Seven months ago while enjoying a little Saturday afternoon cricket picnic, a friend posed the question:

“If life had a reset button when would you have used it?”

Now, I understand the point and the purpose of this. Catherine was hoping to elicit some deep truths, with the eventual goal that people would bond further. That doesn’t mean I played the game though.

I recall my answer was somewhat flippant:

“I’d have used it repeatedly half an hour ago, until I figured out the magic incantation that convinces that cashier in the ‘Express to join me for a picnic… and then I would have ditched you suckers.”

It was an honest-ish answer; I mean yeah, she may have been worth messing with the universe for. It wasn’t, however, the correct kind of reply. I should have been describing some dreadful mistake I made, both to make my friends laugh and also to let them in a little closer.

I didn’t choose to answer that way to be deliberately obtuse, I answered that way simply because it was how I felt at the time.

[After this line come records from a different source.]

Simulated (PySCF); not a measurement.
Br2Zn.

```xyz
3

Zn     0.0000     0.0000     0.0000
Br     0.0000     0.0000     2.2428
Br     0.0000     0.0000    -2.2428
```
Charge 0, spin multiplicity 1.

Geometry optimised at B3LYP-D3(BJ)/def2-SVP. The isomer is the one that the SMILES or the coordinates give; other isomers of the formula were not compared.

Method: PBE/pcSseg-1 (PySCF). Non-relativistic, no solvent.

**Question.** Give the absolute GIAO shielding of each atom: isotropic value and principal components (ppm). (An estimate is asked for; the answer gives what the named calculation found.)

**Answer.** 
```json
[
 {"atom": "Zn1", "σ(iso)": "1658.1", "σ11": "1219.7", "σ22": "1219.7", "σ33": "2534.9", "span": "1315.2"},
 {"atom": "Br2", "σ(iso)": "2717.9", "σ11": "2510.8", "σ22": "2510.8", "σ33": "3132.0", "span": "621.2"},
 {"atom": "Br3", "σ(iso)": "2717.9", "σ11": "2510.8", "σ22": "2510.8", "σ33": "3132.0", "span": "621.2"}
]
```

Since then, and I direct you to the first three words of this post, I’ve been mildly obsessed with the question. I have a twenty heading document where I’ve described branch points in my life, specifically the ones with the deepest joy and most painful regrets. I hoped I’d see a pattern of some kind, and that would allow me to direct myself toward the happier paths in future.

I didn’t, and it hasn’t. Not even a little bit.

I don’t seem to find myself in the situations where I could repeat the most foolish decisions that I really regret. And I wonder whether that is because I’ve eventually been smart enough to learn my lessons, or stupid enough that I’m unable to spot the new mistakes yet.

The whole process has been very cathartic though. Despite having a significantly higher proportion of regrets than successes in my list, I kind of enjoying reviewing it in a cringe ridden way.

I’d really like to thank Catherine for offering the mirror, it has been intriguing in a terrifying and horrific kind of way. Unfortunately, I can’t. It is too late, and there is another lesson for me to learn.


For what it’s worth, that girl still works at the ‘Express and I’ve done nothing useful about it. Internet, this is the foolish truth I proffer you today. The others well, they’ll hopefully remain hidden away from view.